- Happy End
5/11/24 (Sat)
Christopher Nolan, eat your heart out. Czech director Oldrich Lipsky’s time-bending 1967 feature opens with the words “The End” followed by the end titles, some in mirror image. Then a disembodied head jumps out of a basket and reattaches itself to a body slumped over a guillotine as the blade flies upward. The man revives and is led back into jail, and the story begins, or more properly, heads backward toward its beginning.

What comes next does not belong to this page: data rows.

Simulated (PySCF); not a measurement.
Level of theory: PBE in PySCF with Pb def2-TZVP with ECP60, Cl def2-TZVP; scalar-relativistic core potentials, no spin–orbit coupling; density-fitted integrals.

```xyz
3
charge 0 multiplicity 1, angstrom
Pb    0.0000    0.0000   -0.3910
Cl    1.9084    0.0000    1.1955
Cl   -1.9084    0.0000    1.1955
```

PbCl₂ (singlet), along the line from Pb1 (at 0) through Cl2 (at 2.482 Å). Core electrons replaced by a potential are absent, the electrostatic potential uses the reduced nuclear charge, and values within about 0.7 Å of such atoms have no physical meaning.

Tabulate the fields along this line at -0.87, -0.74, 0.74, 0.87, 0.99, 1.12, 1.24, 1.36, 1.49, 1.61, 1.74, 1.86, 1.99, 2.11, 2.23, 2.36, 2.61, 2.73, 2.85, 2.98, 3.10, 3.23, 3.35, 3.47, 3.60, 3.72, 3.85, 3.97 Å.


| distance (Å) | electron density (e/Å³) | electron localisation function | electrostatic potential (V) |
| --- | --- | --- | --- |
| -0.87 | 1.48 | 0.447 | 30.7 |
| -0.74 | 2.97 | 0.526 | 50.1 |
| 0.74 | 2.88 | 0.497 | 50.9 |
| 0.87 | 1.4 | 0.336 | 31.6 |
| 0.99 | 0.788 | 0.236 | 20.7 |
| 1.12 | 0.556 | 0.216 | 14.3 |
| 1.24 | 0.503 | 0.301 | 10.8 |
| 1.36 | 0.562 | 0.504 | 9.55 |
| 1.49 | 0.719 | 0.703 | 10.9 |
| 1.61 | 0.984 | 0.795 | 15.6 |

We learn eventually that, in real life, a butcher has caught his wife with her lover and murdered them, throwing the latter out a window and gruesomely dismembering the woman with a knife. But the narrator – apparently speaking from the dead, a la Sunset Boulevard – relates events only as he sees them: the un-guillotining of the man is his birth, and he is seen putting his wife’s sliced-off parts together and giving her life. Unlike other reversed stories like the later Memento or Betrayal, the film here is actually run backwards, so that a newborn child is shown being sucked back into the womb (the narrator says sadly that the child is dying), or a man thrown from a building is shown rising up to the original spot.
The dialogue is spoken normally but shown in reverse sequence, creating some uproarious distortions. (A few lines are delivered backwards by, appropriately enough, government officials.) In real time, the twitchy groom assures the priest that he is fine, then says “I do” to the marriage vow. But here is how that comes out:
Priest: “Do you take this woman to be your lawful wife?”
Man: “No.”
Priest: “Are you uncomfortable?”
Much of the hilarity comes from this careful juxtaposition, forcing us constantly to keep up with what we hear vs. what is really being said. (Similarly, at the execution ground: “Be brave my son. You’ll meet our lord.” “Disgusting.” “How’s the cigarette?”) The world is turned upside down: people walk backwards, a rhinoceros in the zoo throws food to the spectators (the narrator: “Stealing from a bank is one thing, but taking from a poor hippo…”), a stripper puts her clothes on, people dive from the water back onto the shore, wine is spit out back into the glass. The narrator proudly relates how he returned his bride to virginity, and a family feud is reversed into happier times. Having put the dismembered woman back together at the beginning, the man later throws her into a building fire. That is, instead of saving her from the fire and later cutting her up, the reverse is shown and explained away by the narrator as if it were the perfectly normal and correct order. The narrator only knows what he is shown and responds accordingly; logic tells us one thing, the narrator another. “Happy End” (the English is the original title) is of course ironic: while the actual ending is the execution, the ending in the film’s sequence is the man’s birth — seen by the narrator as his quiet death.
Aside from the dialogue, the filming undercuts the seriousness of the murder story in every way, such as the lovers framed against a group of mooing cows. My favorite sequence is where the woman and her lover are eating cookies while eyeing each other in suggestively campy fashion, which in this world means pieces emerging from their mouths un-chewed and forming back into a whole cookie. It feels like a parody of the famous seductive eating scene from Tom Jones a few years earlier.
Vladimir Mensik, a highly prolific Czech actor, gives a spot-on performance as Bedrich. He enjoys brilliant support from Jaroslava Obermaierova as the wife and Josef Abrham as the lover.
Helped by the film’s relative brevity (70 minutes), the concept never grows old. I had a ball. The film is not available through any normal channels; I watched a Russian download with some questionable subtitles. I’m sure we miss a lot of the Czech humor as it is; for example, the name of the main character, Bedrich Frydrych, is apparently a joke on the lines of “Frederick Frederick” (as in the composer Bedrich Smetana, born Frydrych). Given that the humor derives largely from the contrast between the narration, which describes what we see before our eyes, and what we know to be the real story, the subtitles are particularly important here. (I notice that a number of Japanese commentators who didn’t have access to subtitles expressed boredom with the film.) So I’d like to see this again with proper titles – heck, I’d like to see it again anyway. Inventive, offbeat, tongue firmly in cheek. It’s often called Dadaist, which sounds right, the film equivalent of Duchamp’s urinal. Though produced during the fertile period of the Czech New Wave, it is really in a class of its own. Highly recommended.